Exploring stock data with Jupyter

kyle profile picKyle O Shea


As a former credit analyst, I have had to deal with numerous large data sets - historical stock prices, transactional data, etc. - and have typically analyzed such data with some general-purpose statistical software package, or even something as routine as excel.

I’ve recently started learning data-science using Python, and I now wanted to try using Jupyter for some of my typical tasks.

I decided to stick with something familiar, applying a version of a model I’m familiar with. An ARIMA(p,d,q) model, which can be used to test the predictability of stock prices based on past price movements - essentially a quick-fire way to determine if the market is weak-form efficient.

I could run Jupyter on my local machine, or on a public cloud like AWS, but for this post I used the Kyso quickstart.

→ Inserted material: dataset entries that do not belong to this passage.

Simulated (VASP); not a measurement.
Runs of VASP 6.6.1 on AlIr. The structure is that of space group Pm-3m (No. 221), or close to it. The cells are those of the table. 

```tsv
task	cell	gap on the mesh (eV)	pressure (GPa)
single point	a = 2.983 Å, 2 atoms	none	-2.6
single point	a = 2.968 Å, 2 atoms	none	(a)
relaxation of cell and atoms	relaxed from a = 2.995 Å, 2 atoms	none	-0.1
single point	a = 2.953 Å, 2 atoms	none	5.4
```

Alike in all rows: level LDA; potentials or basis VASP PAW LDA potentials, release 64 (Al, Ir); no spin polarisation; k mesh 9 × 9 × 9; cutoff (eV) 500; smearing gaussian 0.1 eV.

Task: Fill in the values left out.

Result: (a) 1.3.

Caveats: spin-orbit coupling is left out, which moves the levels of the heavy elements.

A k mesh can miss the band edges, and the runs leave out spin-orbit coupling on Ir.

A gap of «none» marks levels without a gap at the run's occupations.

Once I opened the notebook I ran the following code to import the libraries I need.


import numpy as np
from matplotlib import pyplot
import pandas as pd
    

Then I import the dataset, a simple monthly time series of the SPY ETF, which tracks the S&P 500.


data = pd.read_csv(‘./spy_prices.csv’), parse_dates=True, index_col=0)
    

Next we want to check if the data is stationary (it won’t be - stock price data will usually have some trend), but for illustration purposes:


pylab.rcParams[‘figure.figsize’] = (15, 9)
data.plot()
    

Then we look at the data’s autocorrelation (correlation between the data points of our series and others from the same series at different monthly intervals).


from pandas.plotting import autocorrelation_plot
autocorrelation_plot(data[‘SPY’])
    

  • We can see that there may be some form of positive correlation between any given data point & those at a number of preceding data points.
  • Next, we define a model by calling ARIMA(p,d,q) and passing in the p, d, and q parameters. The model is prepared on the training data by calling the fit() function. Predictions can be made by calling the predict() function and specifying the index of the time or times to be predicted.
  • We run some models to determine what model is the best fit, which turns out to be an ARIMA(1,1,1).


data = pd.read_csv(‘./spy_prices.csv’, index_col = ‘date’)
model - ARIMA(data, order=(1,1,1))
model_fit = model_fit(disp=0)
print(model_fit.summary())
    

We also look at the residuals of the model to see how well the model fits the data.


residuals = DataFrame(model_fit.resid)
residuals.plot()
pyplot.show()
residuals.plot(kind=’kde’)
pyplot.show()
print(residuals.describe())
    

There does appear to be trend information not captured by the model. Next, we perform a rolling forecast, separating the data into train and test sets. We are effectively re-creating the model after each new observation is received. We manually keep track of all observations in a list called history that is seeded with the training data and to which new observations are appended at each iteration. We also import the ‘mean-squared-error’ function to measure the average of the squares of the errors. The model’s performance is demonstrated below, showing the expected values (blue) compared to the rolling forecast predictions (red).

This is obviously a very modest example, and there is so much more that can be done with the data - I could run more complex versions of the model (such as a seasonal ARIMA) or validate the existing model by producing and visualizing forecasts of future values of the time series outside of the above timeline.

But the study accomplished my goal - to see how easy it can be to run a (simple) predictive model in the Jupyter environment, in this case on Kyso’s cloud platform.

I was able to open a Jupyter notebook with a single click, and to formulate and share my model with others, who can now clone and run their own versions of the model with other time-series data sets. I can also tweak the code a bit to allow for an interactive graph & deploy the study as a Jupyter application. Others can then pass different ARIMA(p,d,q) parameters through the model to determine if other combinations better fit & predict the data.